LQ 04-2: Lines of Work. (2011) “Work fascinates me. I could watch it for hours.” That’s one of the quotes scattered through this collection. It expresses one end of the range of attitudes to work, adumbrated in the curse laid on Adam after the Fall: In the sweat of thy brow thou shalt eat bread. At the other end we find St Benedict’s Ora et Labora, “Work and pray”, often rendered as Laborare est orare, “To work is to pray.”
We humans need purpose and structure in our lives, and work provides that. The lucky ones have work that satisfies. Most have work that earns enough to survive, while providing much of the social life without which we cannot thrive. The unlucky ones toil at soul-crushing labour, which as often as not is neither valued nor rewarded as the necessary effort that enables our survival and keeps the rest of us in relative comfort.
William Morris (not included, an instructive omission, I think) was one of many starry-eyed reformers who recognised the inhumane aspects of industrialised work, and wanted a return to what he believed was the golden age of craft. He thought of craft as work that not only earned a living but engaged the worker’s skill and imagination. Morris failed to see that even craft relies on the toil of labourers that relieves the crafter of the necessity of spending time in the work that sustains their life.
There are many descriptions of actual work in this collection, most by people who found a way out of the labour that they describe. One is by Orwell. His account of how the workers at the grand hotels of Paris discharged their duties would have convinced me never to stay at anything above a one or two star establishment. Maybe things have changed since the 1930s. I would have included an excerpt from Pirsig’s Zen and the Art of Motorcycle Maintenance.

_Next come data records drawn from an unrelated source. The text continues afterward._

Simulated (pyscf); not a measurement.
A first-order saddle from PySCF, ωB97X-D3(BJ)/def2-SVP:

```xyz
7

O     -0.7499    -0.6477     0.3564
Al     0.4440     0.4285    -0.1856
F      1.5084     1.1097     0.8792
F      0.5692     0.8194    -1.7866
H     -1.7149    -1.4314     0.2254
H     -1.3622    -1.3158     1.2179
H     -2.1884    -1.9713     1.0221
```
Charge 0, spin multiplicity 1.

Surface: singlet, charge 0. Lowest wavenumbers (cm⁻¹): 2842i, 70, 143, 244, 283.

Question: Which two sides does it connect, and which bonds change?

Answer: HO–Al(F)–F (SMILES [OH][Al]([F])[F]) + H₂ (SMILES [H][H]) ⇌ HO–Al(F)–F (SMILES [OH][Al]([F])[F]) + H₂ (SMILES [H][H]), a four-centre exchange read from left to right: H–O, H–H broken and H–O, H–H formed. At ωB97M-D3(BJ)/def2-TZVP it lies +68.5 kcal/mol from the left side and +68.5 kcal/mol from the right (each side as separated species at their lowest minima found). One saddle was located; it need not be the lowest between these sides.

The other pieces describe or discuss the context of work, or of the relations that working with others makes possible. Work makes up the single largest part of our lives. Irksome or satisfying, necessary or optional, we can’t escape it. It’s the necessity that irks. When we choose how to occupy ourselves, that freedom erases the negatives.
Most of my jobs have been more or less interesting, at least until I mastered the requisite skills. But usually, my co-workers were more important than the work. I worked most of my life as a teacher, work that was sometimes frustrating enough that I wondered whether I could continue. I did, and now I miss the classroom and the staff room.